To the venue. To my mind, King George's Hall should have an apostrophe. It appears on some of their documents, but not on others. Somebody, somewhere will have written to the local paper on the subject. It's all very civilised there. Toilet attendants and all that. At the end of the night, one of them was worried about the likelihood of flooding, as the automatic flushing of one of the urinals was not switching off properly. You need to know about these things.

I believe they use the word "suite" to describe this kind of space at town halls. The sort of room where you can imagine the Mayor of Trumpton addressing the great and the good concerning the maintenance of the bandstand. The wide stage and the plentiful open space maybe explains the relatively sedate mosh pit. There was a retro disco in the next room. I noted The Jam's A Bomb In Wardour Street and Prefab Sprout's King Of Rock And Roll. And Karen won the Tshirt of the evening award with her Let Them Eat Bogshed number. I made a mental note to stick that disc on the turntable. Maybe when I've finished this...

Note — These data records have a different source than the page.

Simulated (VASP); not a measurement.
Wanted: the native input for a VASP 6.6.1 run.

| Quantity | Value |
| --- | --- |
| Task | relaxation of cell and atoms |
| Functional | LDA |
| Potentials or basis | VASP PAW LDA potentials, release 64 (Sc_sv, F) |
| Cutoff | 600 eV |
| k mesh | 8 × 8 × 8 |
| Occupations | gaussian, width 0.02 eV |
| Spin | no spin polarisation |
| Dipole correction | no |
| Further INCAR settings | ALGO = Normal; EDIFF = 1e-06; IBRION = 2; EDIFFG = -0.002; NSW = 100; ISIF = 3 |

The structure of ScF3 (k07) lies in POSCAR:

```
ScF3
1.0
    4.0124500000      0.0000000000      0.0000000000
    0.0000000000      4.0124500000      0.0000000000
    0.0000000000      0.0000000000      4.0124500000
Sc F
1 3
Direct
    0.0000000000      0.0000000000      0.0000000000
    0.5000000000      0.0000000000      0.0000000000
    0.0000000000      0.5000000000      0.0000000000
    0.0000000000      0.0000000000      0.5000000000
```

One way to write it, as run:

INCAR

JD Meatyard were supporting tonight. Stephen the guitarist was back in the fold, following his appearance with Sonnenberg at Holmfirth. But it was not the usual drummer. Transport problems from Holland? So a replacement was drafted in. It's all loan deals these days, isn't it? As usual, their set mainly featured songs from the excellent CD Northern Songs, but the equally excellent Lies Lies And Government was also in there. John the singer said he had planned to namecheck Nigel Blackwell in Standing On The Shoulders, "but he would have just laughed at me". John also had to deal with a bizarre heckle. This guy went to the front with his hand in the air and said "Excuse me, I bought a ticket for a man who was funnier than you, and with a better beard." I'm not quite sure what point he was trying to make, but he was escorted away soon enough. John, the old stalwart, soldiered on regardless, telling us how back in the day, he saw David Bowie in this very same room. And he was very pleased at the end of the set to hear that Atletico were beating Real in the Champions League final. However I can only guess how he felt about how the rest of the match went.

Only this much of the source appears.